Concentric Locking Designs
A “one-size-fits-all” bearing selection does not apply universally — especially when it comes to lock reliability and the locking types of mounted bearings. The trend in unit material handling applications has shifted from traditional setscrew locking designs to newer concentric locking solutions. Concentric locking results in more near-perfect concentricity, quieter operation, increased lock reliability, higher speed of operation, and less damage to the shafting. The results: improved equipment performance and increased uptime.
What is a concentric lock design?
When it comes to mounted ball bearing units, there are two types of concentric locking designs: the concentric locking collar and the adapter lock design. The concentric locking collar is more popular, based on its ease of installation and related reliability. Adapter lock designs for mounted ball bearings are less popular and require extra care during installation. An overtightened adapter lock will reduce the internal clearance and preload the bearing, resulting in premature failure. Conversely, the concentric locking collar includes a “C” clamp collar that compresses the tangs on the inner ring extensions. Locking the bearing in place is as simple as sliding the bearing onto the shaft and into position and then tightening the cap screw on the collar to the proper torque. As the installer tightens the cap screw, the collar collapses on the tangs, deflecting them and tightly compressing the bearing inner ring to the shaft. Always please remember to follow the manufacturer’s recommended installation instructions.
For mounted roller bearings, concentric locking collars are not available because the bearing capacity and application loads greatly exceed the holding capability of a “C” clamp collar. Adapter lock designs are the only concentric option for mounted roller bearings; these consist of a simple sleeve, nut and washer (SNW) combination with a tapered bore inner ring bearing. Unlike a typical SNW, adapter mounted roller bearings often unitize the sleeve, nut and inner ring, so there are no loose components; the installer only needs to slide the bearing on the shaft and follow the installation steps. The installer drives the bearing up the sleeve in either a push or pull action by rotating the nut, which collapses the sleeve and locks the bearing to the shaft. Again, always please remember to follow the manufacturer’s recommended installation instructions.

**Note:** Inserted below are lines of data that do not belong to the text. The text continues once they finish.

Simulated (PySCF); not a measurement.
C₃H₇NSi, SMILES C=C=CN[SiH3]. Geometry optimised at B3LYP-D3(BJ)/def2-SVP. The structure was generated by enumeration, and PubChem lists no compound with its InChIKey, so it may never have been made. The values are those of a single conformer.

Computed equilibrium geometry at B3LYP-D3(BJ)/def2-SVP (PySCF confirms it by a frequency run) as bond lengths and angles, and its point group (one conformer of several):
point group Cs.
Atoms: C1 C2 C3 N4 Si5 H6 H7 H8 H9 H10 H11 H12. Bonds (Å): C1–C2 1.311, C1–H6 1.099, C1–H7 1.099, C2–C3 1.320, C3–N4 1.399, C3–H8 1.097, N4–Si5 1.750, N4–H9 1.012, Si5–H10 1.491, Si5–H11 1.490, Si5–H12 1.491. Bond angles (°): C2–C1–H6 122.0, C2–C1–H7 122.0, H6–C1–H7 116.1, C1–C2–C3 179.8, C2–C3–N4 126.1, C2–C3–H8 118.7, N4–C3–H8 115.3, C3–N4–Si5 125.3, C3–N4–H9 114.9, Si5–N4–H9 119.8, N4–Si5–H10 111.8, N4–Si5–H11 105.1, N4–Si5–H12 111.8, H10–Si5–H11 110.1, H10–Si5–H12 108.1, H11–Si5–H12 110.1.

What is near-perfect concentricity?
Mounted ball and roller bearings lock to shafts differently than unmounted bearings. An unmounted bearing is pressed onto a shaft to form a tight fit. Often, presses are used to slide a bearing onto the shaft; in other cases, bearings are heated to expand them before being slid onto the cooler shaft. Designers typically incorporate a shaft shoulder for the bearing to butt up against and use a lock nut on the other side to lock the bearing in place. Mounted bearings are designed to slide onto a shaft with no need for presses or heat; the bearing should slide along the shaft freely. Once the bearing is on the shaft, it needs to be locked into place. A common locking method uses setscrews that bore into the shaft to hold the bearing in place. (Note: mounted roller bearings utilize a locking collar that has setscrews, while mounted ball bearings have the setscrews in the bearing inner ring.) The setscrew can dig into the shaft and push the bearing off center. This means with each rotation, the bearing center can wobble from the centerline of the shaft, leading to a reduced holding force, increased noise, and possible bearing life reduction. Concentric locking designs dramatically reduce these effects, resulting in smooth running and quieter operations. Even with concentric locking designs, however, the impact of inner ring distortion caused by setscrew locking can reduce bearing life by increasing internal bearing stress.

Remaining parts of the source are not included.